Tucker Carlson says the US 'just lost a war with Russia'
America must recognize the limits of its power or face dire consequences, the conservative commentator has warned. American policymakers are too arrogant to acknowledge that they have “lost a war with Russia” over Ukraine, US journalist Tucker...

American policymakers are too arrogant to acknowledge that they have “lost a war with Russia” over Ukraine, US journalist Tucker Carlson has said.
Russian officials view the Ukraine conflict as a NATO proxy war, a sentiment that some Western politicians, including US Secretary of State Marco Rubio and former British Prime Minister Boris Johnson, have openly endorsed.
In an interview with Alex Jones published on Wednesday, Carlson accused those perpetuating the hostilities of ignoring that Russia has emerged victorious.

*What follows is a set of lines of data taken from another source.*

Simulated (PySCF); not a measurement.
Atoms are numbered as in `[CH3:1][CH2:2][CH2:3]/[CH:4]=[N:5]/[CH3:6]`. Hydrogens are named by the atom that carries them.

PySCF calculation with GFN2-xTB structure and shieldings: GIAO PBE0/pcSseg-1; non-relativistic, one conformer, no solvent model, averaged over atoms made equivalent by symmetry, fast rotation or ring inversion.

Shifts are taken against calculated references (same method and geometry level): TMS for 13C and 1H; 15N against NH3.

”We just lost a war with Russia,” the former Fox News host declared. “The US was running that war – the US military, the Pentagon, State Department, CIA – running the war against Russia. It was not… was never about Ukraine.”
Carlson expressed concern that “nobody will say that out loud – that we’re overstating our power.” He compared the US to a divorced 60-year-old man trying to attract a 25-year-old woman, unaware of how absurd and humiliating he seems.
“That’s called hubris and that’s how empires get destroyed and populations vaporized,” Carlson warned. “Maybe we should readjust our expectations a little bit.”
In the discussion, Jones contended that many advocating for unconditional support of Kiev are “militarily ignorant,” referencing actor Sean Penn’s dismissal of nuclear escalation risks with Russia and highlighting that the concept of major nuclear conflict is termed ‘Mutually Assured Destruction’ for good reason.
In response, Carlson mentioned a Pentagon assessment which suggested that at one point, the risk of the Ukraine conflict escalating to nuclear war reached 50%, asserting that any policymaker comfortable with such odds belongs “in prison for the criminally insane.”
Senior Russian officials, including President Vladimir Putin, have openly stated that Moscow will use all tools at its disposal against what it views as an existential threat. Ukraine and its Western allies have dismissed the Russian leader’s remarks as “nuclear blackmail.”